The electricians had been here for the best part of the day. So far they had got off to a bad start. After explaining the various problems that needed looking at I left them by the fusebox and returned to my office. I heard footsteps going upstairs. My daughter was in bed as she gets up at 5am to do her morning job and then gets her head down for a couple of hours when she returns. My husband had taken time off work and was enjoying a lie in. I dashed upstairs to warn them not to go into any of the bedrooms, but I was too late.
"Whaffuck?" said my husband as he awoke to find a strange man in the bedroom doorway.
I was cross. I hadn't said they could go upstairs in the first place, they hadn't said they were going off on a voyage of exploration, and you'd think they'd at least knock before heading into bedrooms with closed doors.
I returned, stompily, to my office. Where the computer screen went dark, the lights went out and the fire door slammed shut as the power was unexpectedly cut off.
I was cross. "You could give me a warning before you do that," I said. "Otherwise I lose whatever I was working on."
They moved on to the installation of a new immersion heater. The old one would trip the switches every time I tried to use it on its overnight setting. I could have hot water if I remembered to manually switch on the immersion heater, but the night time setting had to be deactivated.
The first sign all was not going smoothly was the request for a mop and bucket.
The next was the sound of pouring water some time later.
When the electrician came through to ask me to call a plumber I knew for sure.
The verdict was not good. The old immersion had been tricky to remove, so a bit of pressure was applied and the result was a broken hot water tank.

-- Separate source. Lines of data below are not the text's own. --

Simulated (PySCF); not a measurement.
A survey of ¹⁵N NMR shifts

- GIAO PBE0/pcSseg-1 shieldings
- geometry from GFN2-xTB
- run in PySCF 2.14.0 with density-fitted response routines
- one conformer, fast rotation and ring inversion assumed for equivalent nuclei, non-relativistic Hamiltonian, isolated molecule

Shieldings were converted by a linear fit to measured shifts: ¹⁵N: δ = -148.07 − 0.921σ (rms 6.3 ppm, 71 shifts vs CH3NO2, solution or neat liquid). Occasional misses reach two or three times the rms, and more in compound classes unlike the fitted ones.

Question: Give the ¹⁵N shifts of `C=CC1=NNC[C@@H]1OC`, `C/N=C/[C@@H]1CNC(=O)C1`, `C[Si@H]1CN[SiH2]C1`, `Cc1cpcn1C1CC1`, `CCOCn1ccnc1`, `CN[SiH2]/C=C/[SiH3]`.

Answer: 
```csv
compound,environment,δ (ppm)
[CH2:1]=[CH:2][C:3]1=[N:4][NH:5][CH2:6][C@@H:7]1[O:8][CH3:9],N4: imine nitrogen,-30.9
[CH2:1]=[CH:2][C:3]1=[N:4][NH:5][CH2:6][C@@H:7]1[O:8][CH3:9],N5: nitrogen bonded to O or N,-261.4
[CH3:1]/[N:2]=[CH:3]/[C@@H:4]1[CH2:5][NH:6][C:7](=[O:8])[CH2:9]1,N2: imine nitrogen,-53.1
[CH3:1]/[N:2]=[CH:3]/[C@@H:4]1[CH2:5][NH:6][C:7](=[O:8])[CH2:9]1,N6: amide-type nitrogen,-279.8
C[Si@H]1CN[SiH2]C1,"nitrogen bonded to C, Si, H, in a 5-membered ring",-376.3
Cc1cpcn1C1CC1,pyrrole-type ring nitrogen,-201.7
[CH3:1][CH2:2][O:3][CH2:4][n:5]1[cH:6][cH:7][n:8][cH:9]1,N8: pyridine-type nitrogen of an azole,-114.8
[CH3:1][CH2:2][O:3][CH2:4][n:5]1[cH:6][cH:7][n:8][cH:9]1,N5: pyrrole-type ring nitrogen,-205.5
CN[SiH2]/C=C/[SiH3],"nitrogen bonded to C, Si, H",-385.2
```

"I can't get hold of a new tank until Friday morning" said the plumber.
The thought of two long days without hot water loomed before me. It didn't help that the weather had just become very cold again and the thought of shivering in the bathroom while trying to have a strip wash in the basin was not an encouraging one.
"I know," said my husband. "We could bring the urn over - that would be a useful way to heat up lots of hot water."
"It's broken," I wailed.
"There is the other urn," said McColleague. "The one we do mulled wine in."
The urn we use for mulled wine can be used for no other hot beverage. No matter how thoroughly it is cleaned after use, it never loses the smell. Still, it does, inarguably, heat up a lot more water at once than a kettle. Handy for washing pots and pans and me.
So, for the next couple of days I washed in water still slightly scented with cinammon, cloves and red wine. It was great to get the new hot water tank fitted, but I do rather miss smelling like Christmas.